Jimmie has spent his fair share of time in parks. Years ago, when our son was between the ages of about two to ten, Jimmie took him to various parks around the San Fernando Valley. When we lived in North Hollywood, they headed east to parks in Burbank, and occasionally to the North Hollywood Park. When he was seven, our move to Van Nuys moved us closer to a park in Studio City, where parents who didn’t work 9 to 5 gathered with their kids. They were friendly adults with diverse interests with whom we wiled away the hours on the bench: musicians, stay-at-home Moms and Dads, unemployed actors and stage managers with call times after dinner. Okay, so I was the only stage manager. Our camaraderie was mandated by our kids’ fickle friendships. The summer days drifted by, punctuated by frequent trips to the ice cream truck and the parks’ recreation office. We came and went according to the napping or eating needs of our children.

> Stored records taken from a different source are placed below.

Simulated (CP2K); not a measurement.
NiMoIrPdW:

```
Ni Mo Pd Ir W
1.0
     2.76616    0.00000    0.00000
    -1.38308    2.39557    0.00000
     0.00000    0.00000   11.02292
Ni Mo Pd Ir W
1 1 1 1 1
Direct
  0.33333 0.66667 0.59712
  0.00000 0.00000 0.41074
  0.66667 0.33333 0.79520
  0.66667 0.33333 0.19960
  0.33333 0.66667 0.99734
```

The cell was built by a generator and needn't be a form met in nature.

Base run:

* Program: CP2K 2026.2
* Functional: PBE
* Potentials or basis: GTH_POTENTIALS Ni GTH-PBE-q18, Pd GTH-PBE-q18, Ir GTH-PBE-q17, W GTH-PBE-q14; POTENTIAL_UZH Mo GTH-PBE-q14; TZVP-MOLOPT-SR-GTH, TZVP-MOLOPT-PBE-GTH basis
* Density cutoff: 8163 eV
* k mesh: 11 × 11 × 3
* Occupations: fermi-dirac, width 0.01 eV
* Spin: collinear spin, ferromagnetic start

I remember more than once miss-timing those needs and carrying our squirming squalling four-year-old son under my arm back to the car, while waving jovially over my shoulder to the other parents. The benches were hard concrete, but it didn’t deter us; Jimmie took two daily two-hour sessions at the park. Sometimes when Chris was older, they’d ride to the park on their bicycles – Jimmie, seventy, Chris, seven.
Jimmie used his time in the park productively, working on writing his memoir, or tossing around a baseball with Chris, sometimes visiting with our friend Jason, who’d walk over from his house on nearby Teesdale Avenue. Park denizens in the 1990s had few distractions. No one took endless Instagram pictures of their children, or checked email, texted, or tweeted. Cell phones weren’t really a thing yet. We spent a lot of time reading books and magazines on the bench, doing the crossword puzzle while glancing up periodically to make sure no one had died.
And then, almost as abruptly as our park adventures had begun, Chris outgrew the park, and we no longer went.
Fast forward twenty-four years. Chris now goes on outdoor adventures with his wife and baby, camping and hiking in Northern California. And we are city dwellers, amidst an ever-increasing forest of high rises in downtown Los Angeles.
But there’s still a park next door, with a playground lousy with climbing apparatuses and slides, nestled on a cushiony surface that allows young children to fall and jump without damaging their ankles, or skinning their knees.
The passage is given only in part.